Skip to content

SET C - LECTURE NOTES


Now we are gonna fine-tune the W to optimize/minimize the loss, so we find a good value of W using gradient based optimization | Timestamp: 01:33:13

Recap of micrograd, revised the forward pass, backward pass and the calculation of the loss value.

Note: In Micrograd, we had built everything from scratch. The Value object, Calculation functions (for forward and backward) passes. Here we'll be using PyTorch itself, so it's a direct syntactical application.

 

Vectorized loss

Timestamp: 01:35:49

First in the forward pass, we have to calculate the loss value. Now, unlike in Micrograd where we used Mean Squared Error, here we'll use the Negative Log Likelihood. Because there is was a Regression problem, now it is a classification one.

Here we are basically seeing what is the probability value that the model assigns to the next occurring character in the sequence. So xs is the first character and ys is the next occurring character, so we check the probability value according to that.

 

Backward and update, in PyTorch

Timestamp: 01:38:36

Backward: We calculated the backward pass. First we get the grad values to zero and then backpropagate through (Using PyTorch, so it is a lot more easier). Finally we get the W.grad values. Now those values (essentially weights) tells us how much influence they have on the final output loss value. So if it is positive and we add more to it, the loss value will increase.

Update: Finally, here we just update the W.data values, basically nudging them slightly to decrease the loss value.

Then finally we can perform the gradient descent cycle. After we update the value, when we do forward pass again, it should slightly decrease the loss value. So when we achieve low loss, it means that the NN is assigning high probabilities to the next correct character.

 

Putting everything together

Timestamp: 01:42:55

We put all of the codes and process we have done right now all together. We can see how it is more efficient to perform these steps using a neural network.
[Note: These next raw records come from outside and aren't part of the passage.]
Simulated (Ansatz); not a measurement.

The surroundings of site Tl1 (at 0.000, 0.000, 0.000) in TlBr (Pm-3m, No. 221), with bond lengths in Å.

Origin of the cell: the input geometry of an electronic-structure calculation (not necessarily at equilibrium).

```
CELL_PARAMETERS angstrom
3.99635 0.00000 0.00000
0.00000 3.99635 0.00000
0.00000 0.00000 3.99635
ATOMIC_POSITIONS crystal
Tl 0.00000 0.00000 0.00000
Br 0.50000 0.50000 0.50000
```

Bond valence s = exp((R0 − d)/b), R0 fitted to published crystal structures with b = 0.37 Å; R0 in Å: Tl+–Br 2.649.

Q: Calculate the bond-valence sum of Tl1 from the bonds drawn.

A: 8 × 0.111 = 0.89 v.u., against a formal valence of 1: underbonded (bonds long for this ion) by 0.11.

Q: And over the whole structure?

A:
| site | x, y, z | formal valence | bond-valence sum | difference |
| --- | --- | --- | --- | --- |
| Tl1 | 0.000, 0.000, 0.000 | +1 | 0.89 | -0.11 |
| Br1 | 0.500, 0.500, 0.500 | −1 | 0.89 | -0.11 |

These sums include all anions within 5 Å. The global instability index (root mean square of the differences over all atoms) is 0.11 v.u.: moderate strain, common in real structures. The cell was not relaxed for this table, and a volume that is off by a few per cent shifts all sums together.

Here is it a very simple problem, as we are only predicting the next character (so there is only 2 in total) but when it increases, this entire step actually almost remains the same!

Just that the way we calculate the logits in forward pass changes!

# create the dataset

xs, ys = [], []

for w in words:

  chs = ['.'] + list(w) + ['.']

  for ch1, ch2 in zip(chs, chs[1:]):

    ix1 = stoi[ch1]
    ix2 = stoi[ch2]
    xs.append(ix1)
    ys.append(ix2)

xs = torch.tensor(xs)
ys = torch.tensor(ys)
num = xs.nelement()
print('number of examples: ', num)

# initialize the 'network'
g = torch.Generator().manual_seed(2147483647)
W = torch.randn((27, 27), generator=g, requires_grad=True)
# gradient descent

for k in range(20):

  # forward pass
  xenc = F.one_hot(xs, num_classes=27).float() # input to the network: one-hot encoding

  logits = xenc @ W # predict log-counts #THIS STEP HERE!
  counts = logits.exp() # counts, equivalent to N
  probs = counts / counts.sum(1, keepdims=True) # probabilities for next character

  loss = -probs[torch.arange(num), ys].log().mean() + 0.01*(W**2).mean()

  print(loss.item())

  # backward pass
  W.grad = None # set to zero the gradient
  loss.backward()

  # update
  W.data += -50 * W.grad

 

Notes

Note 1: one-hot encoding really just selects a row of the next Linear layer's weight matrix | Timestamp: 01:47:49

Note 2: model smoothing as regularization loss | Timestamp: 01:50:18

So the above 2 chapters were like these additional notes where he compares how the steps we followed during the manual steps is almost exactly similar to the NN approach. Pretty cool, but I guess I'll understand it a lot better if I watch it a couple of more times.

But the second chapter (1:50:18) he had done a step called 'Regularization loss' where he added like this additional line to our NLL calculation (This is already added in our above code) loss = -probs[torch.arange(num), ys].log().mean() + 0.01*(W**2).mean()

This part: + 0.01*(W**2).mean() This basically helped with the smoothening (Like how we did in the manual process of adding value to N, either 1,2 or 1000. So they all become uniform/smoothened)

 

Sampling from the neural net

Timestamp: 01:54:31

Finally here we just saw how sampling from this model produces the outputs (Spoiler alert: it will be the same as how we made the model manually, coz... it is the same model just that we made it using Neural nets) :)

 

Conclusion

Timestamp: 01:56:16

We introduced the bigram character level language model. We saw how we could: Train the model, Sample from the model and Evaluate the quality of the model using the Negative Log Likelihood (NLL) loss. We actually trained the model in two completely different ways that actually gave the same result (and the same model) In the first way, we just counted up the frequency of all the bigrams and normalized. In the second way, we used the NLL loss as a guide to optimizing the counts matrix(The blue table matrix)/counts array so that the loss is minimized in a gradient based framework. We saw that both of them gave the same result.